In _get_optional_kwargs, the dash replace is done only when it is inferred from the long option string. It is not done when you provide an explicit 'dest' parameter.

For a positional, _get_positional_kwargs gets the first (and only) string as the 'dest'. It does not do any checking or replacement.

I think the 'dest' documentation is clear enough. "For positional argument actions, dest is normally supplied as the first argument ". The dash conversion is clearly identified as an optionals feature.

zackw commented 3 months ago
  1. Yes, there is a good reason to want to use dashes for positional arguments: consistency with optional arguments. It looks bad, unprofessional, like I didn't bother copyediting my documentation, to have both "input_file" and "--output-file" in the --help output.

  2. The dash conversion is not clearly identified as optionals-only. The actual text of the documentation is

    For positional argument actions, dest is normally supplied as the first argument to add_argument(). For optional argument actions, the value of dest is normally inferred from the option strings. [two irrelevant sentences about the inference process]
    Any internal - characters will be converted to _ characters to make sure the string is a valid attribute name.

    I suppose it's possible to read the "Any internal - characters" sentence as part of the process "for optional argument actions", but it is equally possible to read it as applying to all argument actions, and it makes more sense for it to be applied to all arguments, because the rationale -- "to make sure the string is a valid attribute name" -- applies to all arguments.

  3. Aggravating the problem, the documentation, together with the behavior of argparse if you give both a first non-keyword argument and a dest= argument to add_argument for a positional (i.e. throwing an error) makes it seem like it is impossible to manually make the attribute and visible name of a positional be different. It is actually possible, but the only way to do it is by giving add_argument no positional arguments and specifying both dest= and metavar=, which I only realized was a valid thing to do when I found issue #117834. I was actually about to start monkey-patching argparse to work around this issue before I thought to check for bug reports.

  4. I believe backward compatibility can be ensured by having ap.add_argument("input-file", ...) set both input-file and input_file in the namespace object, in the absence of an explicit dest= parameter.

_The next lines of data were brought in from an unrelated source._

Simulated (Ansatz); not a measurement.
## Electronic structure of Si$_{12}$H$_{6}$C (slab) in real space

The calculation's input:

ericvsmith commented 3 months ago

4. I believe backward compatibility can be ensured by having ap.add_argument("input-file", ...) set both input-file and input_file in the namespace object, in the absence of an explicit dest= parameter.

Unless someone is iterating over the namespace and doesn't expect to find the same thing twice.

I'm not familiar with your point # 3. I'll have to read up on it.

hpaulj commented 3 months ago

Setting both 'input-file' and 'input_file' should be thoroughly tested, if done. Nothing else sets two dest (that I can think of). That includes all action subclasses. 'append' for example fetches the existing value. Also setting and checking the defaults (for 'required') could be messsd up. And 'parents'. I haven't looked the proposed changes, but off hand point 4 feels like a minefield of bugs. The unittest cases would have to cover this.

On Thu, Jun 27, 2024, 3:32 PM Eric V. Smith @.***> wrote:

  1. I believe backward compatibility can be ensured by having ap.add_argument("input-file", ...) set both input-file and input_file in the namespace object, in the absence of an explicit dest= parameter.

Unless someone is iterating over the namespace and doesn't expect to find the same thing twice.

I'm not familiar with your point # 3. I'll have to read up on it.

— Reply to this email directly, view it on GitHub https://github.com/python/cpython/issues/95100#issuecomment-2195772726, or unsubscribe https://github.com/notifications/unsubscribe-auth/AAITB6D36OL4OESWNSGWXYLZJSHHRAVCNFSM6AAAAABKAONKSGVHI2DSMVQWIX3LMV43OSLTON2WKQ3PNVWWK3TUHMZDCOJVG43TENZSGY . You are receiving this because you commented.Message ID: @.***>

hpaulj commented 3 months ago

Normally the dest of a postional is set by the 1st nonkeyword argument. It objects to a keyword dest because it isn't prepared to choose one over the other. Since your end user doesn't use this dest you should choose it based what's convenient for you. The metavar is available if the usage and help needs something else. Special characters like '-' preclude using the dest as an args attribute, but otherwise are ok.

I still prefer only a documentation change. Your end users will never encounter an error or bug with this issue. And you, the programmer, will quickly see any mistaken assumptions with a print(args) during initial debugging.

On Thu, Jun 27, 2024, 4:19 PM paulj @.***> wrote:

Setting both 'input-file' and 'input_file' should be thoroughly tested, if done. Nothing else sets two dest (that I can think of). That includes all action subclasses. 'append' for example fetches the existing value. Also setting and checking the defaults (for 'required') could be messsd up. And 'parents'. I haven't looked the proposed changes, but off hand point 4 feels like a minefield of bugs. The unittest cases would have to cover this.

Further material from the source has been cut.